This issue has concerned me for several months, but afer a week at half term without my nanny (she had flu), I feel acutely aware of it this morning. A bit of background:
DD1 (6 next week): Intense, complex, funny, sensitive, curious, "knowing" about social situations, meticulous, conscientious, reserved, stylish and beautiful. Not in the 'queen bee' group in class, but she has a small group of friends and gets on with her whole class.
DD2 (4.5): Straight-forward, exuberant, utterly in the moment, extravagently affectionate, stubborn, wired-to-the-moon, the joker, bright, idiosynchratic and generous. Everybody wants to be DD2's friend because she doesn't give a t*ss.

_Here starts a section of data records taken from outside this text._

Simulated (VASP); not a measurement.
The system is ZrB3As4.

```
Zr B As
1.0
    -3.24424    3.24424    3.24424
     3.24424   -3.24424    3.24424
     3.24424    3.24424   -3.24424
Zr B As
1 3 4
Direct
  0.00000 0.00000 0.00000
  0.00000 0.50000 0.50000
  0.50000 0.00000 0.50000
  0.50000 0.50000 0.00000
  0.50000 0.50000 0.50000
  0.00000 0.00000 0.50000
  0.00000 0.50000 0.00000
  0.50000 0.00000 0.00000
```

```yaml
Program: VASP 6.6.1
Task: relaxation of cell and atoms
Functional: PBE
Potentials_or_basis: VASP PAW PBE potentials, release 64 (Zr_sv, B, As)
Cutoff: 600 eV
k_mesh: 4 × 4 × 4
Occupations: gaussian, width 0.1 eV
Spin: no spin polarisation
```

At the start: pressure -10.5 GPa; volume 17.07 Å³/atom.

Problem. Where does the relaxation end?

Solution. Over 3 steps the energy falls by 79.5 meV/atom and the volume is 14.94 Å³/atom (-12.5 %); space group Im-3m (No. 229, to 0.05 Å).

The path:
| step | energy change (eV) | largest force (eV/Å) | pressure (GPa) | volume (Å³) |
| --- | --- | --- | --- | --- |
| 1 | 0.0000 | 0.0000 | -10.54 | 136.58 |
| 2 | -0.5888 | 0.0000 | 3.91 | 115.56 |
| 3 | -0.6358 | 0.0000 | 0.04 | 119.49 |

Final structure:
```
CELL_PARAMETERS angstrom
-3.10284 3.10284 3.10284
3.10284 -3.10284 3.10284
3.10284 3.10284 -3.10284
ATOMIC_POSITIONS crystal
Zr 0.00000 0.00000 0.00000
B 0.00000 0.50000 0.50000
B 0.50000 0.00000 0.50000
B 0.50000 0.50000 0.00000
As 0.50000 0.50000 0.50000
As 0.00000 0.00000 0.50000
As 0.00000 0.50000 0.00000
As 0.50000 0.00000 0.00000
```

DD1 is, in a classic big sister way, quite anxious about her position vis a vis DD2. She went through a phase of asking us repeatedly whom we preferred: "Do you love me just a tiny bit more?". We're on nanny #4 and nanny #2 (you may recall the "got drunk and felled a lamp-post in the nanny car" nanny) did prefer DD2 and did admit her preference, so we have been round this before. I have gone through phases of preferring DD2 to DD1 (see agonised threads passim), although got over it. However, DH has always preferred DD1. So, there is some history here, I'm almost certain that DD1 is sub-consiously aware of Nanny #4's preference and I feel bad for DD1 that we are exacerbating some not unfounded anxieties about DD2 being the 'favourite'.
I could give examples of why I think nanny #4 prefers DD2, but they would sound trite and trivial. I don't think I'm being paranoid and I've had 15 months of observation. There are some perfectly understandable reasons for her preference. DD1 is at school all day, so the nanny just gets the hurry-up, process end of DD1 - get ready for school, pick up from school, homework, tea, pyjamas, teeth cleaning. And, like a lot of her peers, DD1 is often tired and sometimes grumpy and fragile at the end of the school day. DD2 has way more time at home hanging out with the nanny and her time at pre-school is undemanding sticking and gluing. I can also see why our nanny, who is emotionally repressed to the nth degree and a little narrow-minded, finds the simplicity of DD2 much more appealing.
So, what to do. Our nanny is leaving in mid-August so I can:
- Do nothing and wait for her to leave.
- Talk to her. It will be agonising (see emotionally repressed above), will undoubtedly end in tears and could even precipitate a walk out.
- Sack her (which of course I would never do without trying 2 first).
Our nanny is a paragon in every other respect and every conversation I have with pre-school staff, school teachers and other mothers begins "Nanny #4 is so wonderful."